Tuesday, December 20, 2022

Is More Better? Mars on 12/18/2022.

Seeing was below average this evening, but I decided to see if stacking significantly more images of Mars would produce a better picture than a large, but smaller number. The “lucky imaging” approach captures many frames at tens of frames per second. These frames are then stacked using packages such as AstroSurface, Registax, Autostakkert, etc,. Each of these packages ranks the captured frames by quality. The user then selects the percentage of the frames they wish to stack and process. However, the benefits of stacking decline as the number of frames increases. Stacking 1000 frames rather than 500 makes for a much higher quality image, but as the number of frames increases, the incremental improvement (i.e., the impact on the final image) shrinks.

The first image is from a large stack. I combined several AVIs captured sequentially to produce a large stack of almost 70,000 frames. I selected 45,000 frames for stacking. The second image is derived from 14,000 frames selected from a stack of 25,000 frames.

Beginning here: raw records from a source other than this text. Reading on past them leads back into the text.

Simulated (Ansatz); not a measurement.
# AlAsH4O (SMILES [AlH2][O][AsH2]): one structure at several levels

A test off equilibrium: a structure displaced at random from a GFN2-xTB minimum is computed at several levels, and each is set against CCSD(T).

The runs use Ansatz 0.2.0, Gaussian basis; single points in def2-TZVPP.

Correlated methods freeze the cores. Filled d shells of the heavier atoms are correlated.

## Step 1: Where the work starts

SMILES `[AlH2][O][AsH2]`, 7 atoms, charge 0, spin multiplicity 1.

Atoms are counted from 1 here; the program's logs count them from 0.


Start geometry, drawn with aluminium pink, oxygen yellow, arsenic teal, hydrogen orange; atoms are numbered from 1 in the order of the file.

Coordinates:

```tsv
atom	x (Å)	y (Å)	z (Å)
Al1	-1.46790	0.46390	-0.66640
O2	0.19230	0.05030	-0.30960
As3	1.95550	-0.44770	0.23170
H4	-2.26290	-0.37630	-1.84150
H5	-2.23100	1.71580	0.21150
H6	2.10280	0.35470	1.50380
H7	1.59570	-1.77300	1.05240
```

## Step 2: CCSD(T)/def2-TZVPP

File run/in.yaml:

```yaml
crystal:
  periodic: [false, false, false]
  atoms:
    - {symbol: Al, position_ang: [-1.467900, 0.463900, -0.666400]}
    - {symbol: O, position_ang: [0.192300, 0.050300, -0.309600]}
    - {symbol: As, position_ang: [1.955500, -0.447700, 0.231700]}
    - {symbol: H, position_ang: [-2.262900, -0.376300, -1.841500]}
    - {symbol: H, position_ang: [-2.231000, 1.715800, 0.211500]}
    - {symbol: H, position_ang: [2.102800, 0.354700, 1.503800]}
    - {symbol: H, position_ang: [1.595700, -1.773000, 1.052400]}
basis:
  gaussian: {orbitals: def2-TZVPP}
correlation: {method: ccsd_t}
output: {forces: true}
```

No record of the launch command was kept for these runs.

The differences between these images is subtle. The saturation of the first image (after color balancing), is a little more accurate. Moreover, subtle atmospheric limb clouds (the blue-white haze) are visible. These are missing from the second image. With more frames, I was able to back off wavelet adjustment and reduce the edge “rind” on the left limb of the planet. Achieving similar detail levels on the second image emphasized this rind.

My conclusion is that more is very subtly better. Would this conclusion be the case with a bigger aperture? I hope to test that out next year.

Images captured with a 5 inch Mak and Mallincam SkyRaider SLP.